Twin Peaks: The Return has left so many details and mysteries in its wake that I imagine I’ll be pondering it over for years to come. One of the things that stood out for me in The Return, however, is all the curious little twists and turns of, for lack of a better word, Fate.
Dougie Jones escaped death quite a few times throughout the season thanks to curious tokens, the most popular of these being arguably a cherry pie. Similarly, many characters greeted death or a terrible fate by similar small and seemingly inconsequential decisions. What if Dougie didn’t buy that Cherry Pie? What if the old homeless lady hadn’t been in the casino when Mr Jackpots walked in? What if they left Michael Hastings in his cell before they visited the house on Sycamore Street? It does not do well to dabble in the realm of “what ifs”, but Twin Peaks forces you to think in terms of the road not taken, the alternative, the impossible.

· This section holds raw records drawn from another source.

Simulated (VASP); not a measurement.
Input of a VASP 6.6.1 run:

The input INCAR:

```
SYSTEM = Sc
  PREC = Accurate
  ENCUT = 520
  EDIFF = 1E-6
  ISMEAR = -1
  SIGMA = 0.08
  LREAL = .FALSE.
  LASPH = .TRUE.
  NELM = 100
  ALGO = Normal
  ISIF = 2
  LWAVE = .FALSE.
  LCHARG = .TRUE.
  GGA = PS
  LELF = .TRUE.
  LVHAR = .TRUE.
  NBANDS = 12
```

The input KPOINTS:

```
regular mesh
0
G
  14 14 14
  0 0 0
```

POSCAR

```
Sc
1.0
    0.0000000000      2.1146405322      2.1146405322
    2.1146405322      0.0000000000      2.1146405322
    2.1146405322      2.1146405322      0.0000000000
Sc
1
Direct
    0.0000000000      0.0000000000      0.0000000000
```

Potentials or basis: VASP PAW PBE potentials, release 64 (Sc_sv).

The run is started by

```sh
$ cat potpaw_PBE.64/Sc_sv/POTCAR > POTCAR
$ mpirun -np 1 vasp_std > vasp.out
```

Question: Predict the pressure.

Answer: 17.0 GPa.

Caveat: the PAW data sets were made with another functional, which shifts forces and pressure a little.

What fascinates me about the fact that in The Return, a cherry pie saved a man’s life, is that with this, our fragile humanity is highlighted, and with no small amount of good humour. David Lynch managed to weave a huge amount of story-lines together, giving due time and respect to every single one, and the result was a television show unfolding with nothing but love for every single character, as well as the love for the greater story being told. There is a sense of utmost humanity captured in Twin Peaks. Especially when we know the line between life and death, wealth and bankruptcy, and friends and enemies is so simple and complex as a cherry pie.